Obviously, we all try to be ‘good’ parents. We try to teach our children to be independent, manage things by themselves and of course our ultimate goal is to make sure that they are responsible, confident and independent adults. To this end, we do a lot for our children. We read to them; and as they get older we sometimes sit with them and wait till they read, explaining new words and making sure they understand what they have read and supervise their homework (let’s admit it, if we don’t sometimes it is never going to be done!). Then there are the afternoon, after school classes that we take our children to. Here too, we stay behind and wait for them to finish classes. In reality, we ‘overparent’, there are so many things along the way that we do, that in fact does not allow our kids to figure things out for themselves and do them by themselves.
Let’s get back to the reasons why on most times we don’t let our children do things for themselves. As I mentioned earlier, one of the main reasons is that we always think that they our ‘babies’, we ‘have’ to do certain things for them. Other reasons include the fact that our current lifestyles are so fast paced, it’s considerably easier doing things our selves – for example, we always make breakfast for our children – even on a weekend. When was the last time you got your little one to make a sandwich for himself. Making a peanut butter and jelly sandwich is pretty straightforward and frankly any eight old should be able to manage it. Same goes for pouring a bowl of cereal or even prep for dinner like marinating some chicken legs or prepping a salad. Remember those kids in Masterchef who are young as 8 years who are making pavlovas and cheesecakes!! I remember growing up, my grandfather absolutely refused to let my mum let me cook, he was very nervous about my long hair and the cooker. I went into my twenties not being able to cook, while my cousin sister was stringing beans at the age of 6 years. Thankfully since then I’ve started experimenting with cooking and there are days my concoctions have my family licking the plates and bowls and sadly there are days when I have to force everyone to finish up!! My point in all this is that, there are things that children can do and should be allowed to do. Sure it might be easier and faster for us to simply make that sandwich (cleanup after kids are in the kitchen require more effort) but they need to learn to do things for themselves and we as parents should let them. Most of our Sri Lankan kids go into university not being able to cook and then suffer dreadfully as they miss the kind of food they are used to. To let your kids become independent and confident, you need to empower them and this can start from their younger days. You need not wait till they are in their teens or later.
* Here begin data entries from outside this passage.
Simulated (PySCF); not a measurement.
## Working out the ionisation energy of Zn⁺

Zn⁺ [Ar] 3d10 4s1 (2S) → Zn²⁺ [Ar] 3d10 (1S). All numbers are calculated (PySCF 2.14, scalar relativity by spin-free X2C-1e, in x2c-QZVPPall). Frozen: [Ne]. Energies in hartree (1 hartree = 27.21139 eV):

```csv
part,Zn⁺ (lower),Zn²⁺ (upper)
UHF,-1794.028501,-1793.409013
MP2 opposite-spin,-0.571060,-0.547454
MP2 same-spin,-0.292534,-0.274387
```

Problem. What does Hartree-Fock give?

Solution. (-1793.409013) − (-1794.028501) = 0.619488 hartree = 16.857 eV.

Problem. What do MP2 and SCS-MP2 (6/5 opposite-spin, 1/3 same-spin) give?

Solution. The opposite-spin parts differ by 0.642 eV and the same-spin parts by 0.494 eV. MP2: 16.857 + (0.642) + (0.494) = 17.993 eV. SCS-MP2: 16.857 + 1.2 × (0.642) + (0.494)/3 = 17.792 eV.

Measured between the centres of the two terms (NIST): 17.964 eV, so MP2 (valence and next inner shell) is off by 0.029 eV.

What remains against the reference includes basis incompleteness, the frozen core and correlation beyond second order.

Other classic examples of overparenting are putting on younger children’s socks, shoes and/or tying their shoelaces. I know school mornings are busy and add the fuss that goes on, sometimes, it just seems simpler for you to do it yourself, trust me I know. Just because it’s easier doesn’t mean it’s necessarily the best solution. Children need to learn to do things by themselves, so even if you have to wake yourself and kids up early, do so, so that they can put on their own clothes and shoes.
Here’s another thing to consider, have you noticed those kids at school whose parents are less involved than you? You don’t see them much at school; they are ones who are in charge of picking up their younger siblings and sorting their own books and finding their way to their own afterschool classes by themselves (inside the school)? They are the ones who are far more confident, who are aware of their surroundings, peers and teachers. They are the ones who can manage more confidently and are able to do things by themselves. What about that child who carries a mineral water bottle rather than a fancy bottle of water – he’s the child who has learnt that leaving his water bottle in school is going to end up with him carrying a mineral bottle. If you are like me and have 6 bottles stocked up at the beginning of the term to replace all the bottles your child would lose during the term, stop! You shouldn’t be giving your little one a mineral bottle for long (due to health reasons), but a few days and he’ll never lose his water bottle again!
If you are a parent who cleans up after your little one plays with his toys because you’d rather avoid his mandatory melt-down and because it’s simpler to do it yourself or if you pack his school bag because when he does it too often he misses books, you’re just making your life easier and not necessarily his. If your little one ends up not packing his school bag properly, don’t correct his mistake and put the books yourself – let him go to school and realise it’s not there. When he realises he has to rewrite his notes when he gets home and there isn’t enough time to play or if he gets reprimanded by a teacher, he will learn to be more responsible about packing his bag. It’s not being unkind; you’re simply giving him the ability to grow up independent and responsible. If you’re also constantly asking teachers about work and things that are required to be bought to school, stop! Let you child do it himself and if he forgets ones or twice, he will face the consequences and learn to listen more closely next time. You are empowering them.
Then there’s yourself to consider if you are overparenting – at some point you will end up feeling frustrated at your child’s inability to do things himself. You might not see that it’s your own fault – but if your child cannot follow orders or doesn’t complete tasks properly, you will start to feel frustrated. The root cause of this is of course your own parenting style. Too soon, you will be burned out and constantly tired since you are doing most of the work that your child should be doing for himself.
There is a clear definition between overparenting, parenting and neglecting your child, it very easy to stay in within the parenting box. You just need to step back and empower your child. When deciding which activities your child needs to do by himself – use your own judgment; consider his age and capabilities and work towards goals which will keep him being independent. Remember, it is just as important to teach them to do things for themselves as it is to actually do it for them.